KARACHI: The government has imposed Capital Gains Tax (CGT) on debt instruments like Pakistan Investment Bonds, Treasury Bills, Foreign Currency Bonds and Sukuk in the proposed Finance Bill 2014-15.

Experts and researchers said while the CGT on Securities (stocks) was clear and widely discussed, the imposition of CGT on the other component of the capital market — the debt instruments — was not as apparent.

They noted that the finance bill didn’t explain what would be the process to put the tax on the debt instruments or on what stage the tax would be applicable.

Bankers, however, affirmed that the CGT would be imposed on trading of these instruments like it had been applicable on share market. The total investment in PIBs this year rose to Rs1.7 trillion; most of the investments were made by the banks.

“Our initial understanding suggests that income derived by trading in bond securities will be subject to the CGT after the approval of the finance bill,” said Nauman Khan of Shajar Capital.

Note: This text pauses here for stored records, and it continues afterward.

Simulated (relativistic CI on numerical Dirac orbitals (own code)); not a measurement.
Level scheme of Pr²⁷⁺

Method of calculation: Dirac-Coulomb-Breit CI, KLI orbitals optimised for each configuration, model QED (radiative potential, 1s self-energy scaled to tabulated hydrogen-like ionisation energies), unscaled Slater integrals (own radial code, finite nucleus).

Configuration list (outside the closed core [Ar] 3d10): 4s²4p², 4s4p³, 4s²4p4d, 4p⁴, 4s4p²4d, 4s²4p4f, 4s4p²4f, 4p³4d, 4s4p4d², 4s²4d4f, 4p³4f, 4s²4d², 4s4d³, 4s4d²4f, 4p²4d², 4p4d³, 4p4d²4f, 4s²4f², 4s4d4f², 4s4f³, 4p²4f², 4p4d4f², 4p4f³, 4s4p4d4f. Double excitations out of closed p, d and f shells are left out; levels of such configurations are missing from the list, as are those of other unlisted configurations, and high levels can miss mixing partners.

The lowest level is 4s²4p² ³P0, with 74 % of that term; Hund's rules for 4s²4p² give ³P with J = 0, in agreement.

Topline Securities CEO Mohammad Sohail also confirmed that as per the finance bill the debt securities were liable to the CGT.

The government has proposed to enhance the holding period to one and two years from previously six-month and one-year, respectively, said Khan. “The rate has been proposed to be enhanced to 12.5 per cent from 10pc,” he added.

The government for the first time has floated the treasury bills on the stock market to secure much bigger size of loan compared to banks alone.

The definition of the term securities has been extended to include corporate debt securities such as Term Finance Certificates (TFCs), Sukuk Certificates, Registered Bonds, Commercial Papers and Participation Term Certificates (PTCs) and all kinds of debt instruments issued by any Pakistani or foreign company and corporation registered in Pakistan; and Government Debt Securities such as Treasury Bills (T-bills), Federal Investment Bonds (FIBs), Pakistan Investment Bonds (PIBs), Foreign Currency Bonds, Government Papers, Municipal Bonds, Infrastructure Bonds and all kinds of debt instruments issued by Federal Government, Provincial Governments, Local Authorities and other statutory bodies.

Bankers said further explanation was required to make it clear whether the CGT would be imposed on banks’ investment in these papers or not since the banks were the largest investors in government papers including all kinds of bonds.

Banks have massively invested in PIBs with minimum return of over 12 per cent (three-year PIBs). If the CGT imposed on income from the PIBs the banks may not be interested in future to invest in PIBs or any other government papers.